Land Acquisition Rate By Foreigners Denies African Farmers of livelihoods – Oxfam

Oct 12, 2011 – Land Acquisition Rate By Foreigners Denies African Farmers of livelihoods – Oxfam

Oxfam GB West Africa says the current trend of acquisition of millions of hectares of agricultural land by foreigners in Africa poses a threat to sustainable livelihood on the continent.

Mr. Mamadou Biteye, the West Africa Regional Director of the organisation, in Abuja on Tuesday, said that foreigners were buying up land in Africa at the expense of agricultural activities.

Biteye made this known at the end of a Media Roundtable for Editors in Abuja, organised by Oxfam, to mark the 2011 World Food Day on October 16.

He said that Oxfam had carried out a research which revealed the sale of millions of hectares

of farmland to foreigners, thereby denying local farmers, especially smallholder farmers, access to land.

“The ongoing land grab is alarming; we have carried out a research which shows that million of hectares have been sold to foreigners.

“This is a paradox because we are seeing a situation whereby most of the food being consumed in the western world will be produced in Africa.

“For example, Kenya exported a lot of food commodities while experiencing food shortages, this development poses a risk for Africa, if nothing is done,” Biteye said.

According to him, the development, coming under the guise of Foreign Direct Investment (FDI), is not in the interest of African populations as such contracts deny the owners of the land access for upwards of 50 to 100 years.

He blamed negotiators of such agreements, including African governments, of looking only at the short-term benefits rather than long-term effects.

“The owners of the land need it but have no means to utilise the land. In the bid to attract FDI,

the negotiators look at the short-term gains and they are not looking at contracts which sometimes go beyond 50 years to 100 years.”

The director called for legislation that would give land back to local farmers, noting that smallholder farmers produced between 60 percent and 80 percent of the food consumed in Africa.
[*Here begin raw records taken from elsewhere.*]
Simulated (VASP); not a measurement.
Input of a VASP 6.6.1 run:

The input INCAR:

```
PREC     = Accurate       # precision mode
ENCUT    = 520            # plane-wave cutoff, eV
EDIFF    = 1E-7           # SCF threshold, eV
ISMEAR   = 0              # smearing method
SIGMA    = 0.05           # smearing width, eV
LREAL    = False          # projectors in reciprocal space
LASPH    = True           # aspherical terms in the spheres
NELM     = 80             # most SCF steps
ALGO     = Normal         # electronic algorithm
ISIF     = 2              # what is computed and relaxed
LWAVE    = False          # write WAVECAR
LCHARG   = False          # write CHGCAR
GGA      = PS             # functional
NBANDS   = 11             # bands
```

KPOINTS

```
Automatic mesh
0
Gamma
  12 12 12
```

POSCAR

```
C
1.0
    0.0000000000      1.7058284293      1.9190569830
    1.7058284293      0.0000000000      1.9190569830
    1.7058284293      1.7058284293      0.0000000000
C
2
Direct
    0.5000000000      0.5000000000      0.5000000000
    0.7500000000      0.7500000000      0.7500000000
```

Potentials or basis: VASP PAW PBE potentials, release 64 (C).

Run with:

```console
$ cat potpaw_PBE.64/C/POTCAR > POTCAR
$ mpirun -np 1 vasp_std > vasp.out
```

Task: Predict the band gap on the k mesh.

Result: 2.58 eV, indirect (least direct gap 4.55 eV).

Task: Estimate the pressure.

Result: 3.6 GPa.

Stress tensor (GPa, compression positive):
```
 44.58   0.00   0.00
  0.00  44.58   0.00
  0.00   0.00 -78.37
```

Biteye also called for greater investment in agricultural technology, building the capacity of farmers

to make the right decisions and the promotion of modern agriculture in terms of the use of quality seeds, among others.

He disclosed that the objective of the new global “GROW” campaign being implemented by Oxfam and its partners, was to address issues related to the production, consumption and distribution of food as

well as land management, with a view to achieving food justice.

Biteye urged the media to give the issue of agriculture the priority and prominence it deserved by joining the debate on land grabs by foreigners and the sustainable livelihoods of farmers and putting the issues on the front burner. (Daily Times)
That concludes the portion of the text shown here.